November 25, 2024
Black Beverly Hills High School Students Address Racism After MAGA Mob Following Trump’s Election Win
'One of my students said they looked like the KKK.'
Black students and a teacher at Beverly Hills High School are reeling after a MAGA mob stormed the hallways on Election Day in support of now President-elect Donald Trump, Fox 11 reports.
“It was just a mob of kids,” fashion teacher Bella Ivory explained. “So many kids outside my door. One of them had a Trump flag on a pole, some of them had on MAGA hats. Some just had Trump apparel.
“They looked so frightened,” Ivory added. “I said I’m not going to open the door, and one of my students said they looked like the KKK.”
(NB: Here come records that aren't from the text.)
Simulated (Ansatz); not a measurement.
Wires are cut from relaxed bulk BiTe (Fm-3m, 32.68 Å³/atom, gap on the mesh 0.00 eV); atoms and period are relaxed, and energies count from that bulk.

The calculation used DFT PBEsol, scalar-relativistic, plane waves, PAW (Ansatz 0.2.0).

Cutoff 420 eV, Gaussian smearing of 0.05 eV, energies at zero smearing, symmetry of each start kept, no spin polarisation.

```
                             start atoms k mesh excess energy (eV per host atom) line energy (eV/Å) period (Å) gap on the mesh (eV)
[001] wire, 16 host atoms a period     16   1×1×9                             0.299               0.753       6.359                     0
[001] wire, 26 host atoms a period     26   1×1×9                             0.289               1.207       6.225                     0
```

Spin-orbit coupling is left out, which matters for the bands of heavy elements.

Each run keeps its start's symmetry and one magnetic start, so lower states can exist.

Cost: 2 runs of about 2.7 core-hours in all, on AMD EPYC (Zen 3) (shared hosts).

During a school board meeting, Ivory and some students addressed some of the concerns involving a number of racial intimidation tactics used on campus.
A senior student named Jurnee said racism became “utterly impossible” to ignore the week of the election.
“From 8:30 to 2:30, all week, being in school felt like a nightmare. What the Black students and Miss Bella had to deal with that week had nothing to do with politics,” she said. “That week, [being] stormed, being called the N-word…Being shunned, all because you were Black became the normal.”
Another student named Alexander shared how he has seen “slurs scrawled across the walls of our bathrooms” along with hateful and “violent rhetoric used toward Miss Bella and our club.”
The Beverly Hills Unified School District said, “We remain deeply committed to upholding a secure and conscientious setting where students can responsibly and considerately engage in the democratic process.”
However, the district is investigating the racist claims, including alleged evidence of a cell phone from a student posted on social media. In the recording, Ivory can allegedly be heard saying, “If anything happens to me at this school, my family will come for your families. If anything happens to my son, I will come for your families.”
Ivory, who has yet to return to class, claims the alleged recording was edited and says her message wasn’t a threat but was essential, “saying my family is going to come after [any] family that hurts me, kills me whatever, legally, not physically.”
According to Beverly Press, Joanie Garratt, who became a substitute teacher after entering retirement, was terminated on Nov. 13 for expressing being “disheartened” by the acts of the mob, which “specifically targeted the class where the Black Student Union was meeting.”
“Some students arrived at school truly upset and even crying only to be bullied later by their classmates,” Garratt wrote. “And don’t blame the administration for this. They are dealing with it. This comes from their leader, His Majesty, King.”
Principal Drew Stewart said such events would be prohibited in the future.“Students may not assemble, create moving mobs or form circles to shout, jump and physically contact others,” the memo read.